It’s bigger, at least for the day, than the friendship of high school teammates.

Penn State junior wide receiver Allen Robinson played his high school football at Orchard Lake St. Mary’s Prep, not far from Ann Arbor, Mich. So did Michigan sophomore linebacker James Ross III. Robinson, with 124.7 yards per game, is the top receiver in the Big Ten and seventh in the country. Ross, with 32 tackles, is the Wolverines’ No. 2 defender.

According to mlive.com, the two connected two weeks ago at a St. Mary’s football game, when A-Rob was home during a PSU off-week. Michigan didn’t have a game that weekend, either.

The two are good friends. Just not this Saturday.

It’s bigger than most of Penn State’s four wins after Penn State losses under O’Brien. Most.

In the contests immediately following the Nittany Lions’ losses in 2012-13, they have bounced back to win four out of five times. In 2012: After falling to Ohio in the emotional season opener, they lost to Virginia. After losing to Virginia, they beat Navy. After losing to Ohio State, they beat Purdue. After losing to Nebraska, they beat (gulp) The Team No One Is Allowed To Mention. In 2013: After losing to Central Florida, they beat Kent State.

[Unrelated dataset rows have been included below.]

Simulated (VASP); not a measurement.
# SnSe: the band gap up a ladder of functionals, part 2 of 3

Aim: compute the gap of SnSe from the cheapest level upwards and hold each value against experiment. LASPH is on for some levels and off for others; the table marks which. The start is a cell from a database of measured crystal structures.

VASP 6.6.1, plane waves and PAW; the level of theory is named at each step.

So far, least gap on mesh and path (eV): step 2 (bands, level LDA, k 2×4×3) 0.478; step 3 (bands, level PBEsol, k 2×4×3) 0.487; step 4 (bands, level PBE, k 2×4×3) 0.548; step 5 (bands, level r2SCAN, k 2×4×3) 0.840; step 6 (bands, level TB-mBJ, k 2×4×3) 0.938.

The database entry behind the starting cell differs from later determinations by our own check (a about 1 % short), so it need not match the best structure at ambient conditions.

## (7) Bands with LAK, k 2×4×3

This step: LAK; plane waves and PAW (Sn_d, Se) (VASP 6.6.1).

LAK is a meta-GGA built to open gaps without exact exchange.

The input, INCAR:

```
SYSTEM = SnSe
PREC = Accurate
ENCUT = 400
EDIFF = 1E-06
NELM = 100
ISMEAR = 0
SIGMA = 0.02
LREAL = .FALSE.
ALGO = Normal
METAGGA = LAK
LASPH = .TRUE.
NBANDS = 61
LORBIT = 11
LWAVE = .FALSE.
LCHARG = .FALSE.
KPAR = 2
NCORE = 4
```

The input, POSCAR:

Of course, the win among that group that is bigger than a victory over Michigan is Navy. It was Penn State’s first victory of its first full season in 62 years without Joe Paterno on the sidelines, it was Bill O’Brien’s first victory as a head coach and it started to turn the focus on Penn State football back onto the field.

A big win over Michigan might be almost as big.

It might be as big as Penn State’s Homecoming victory over Northwestern on Oct. 6, 2012. Might.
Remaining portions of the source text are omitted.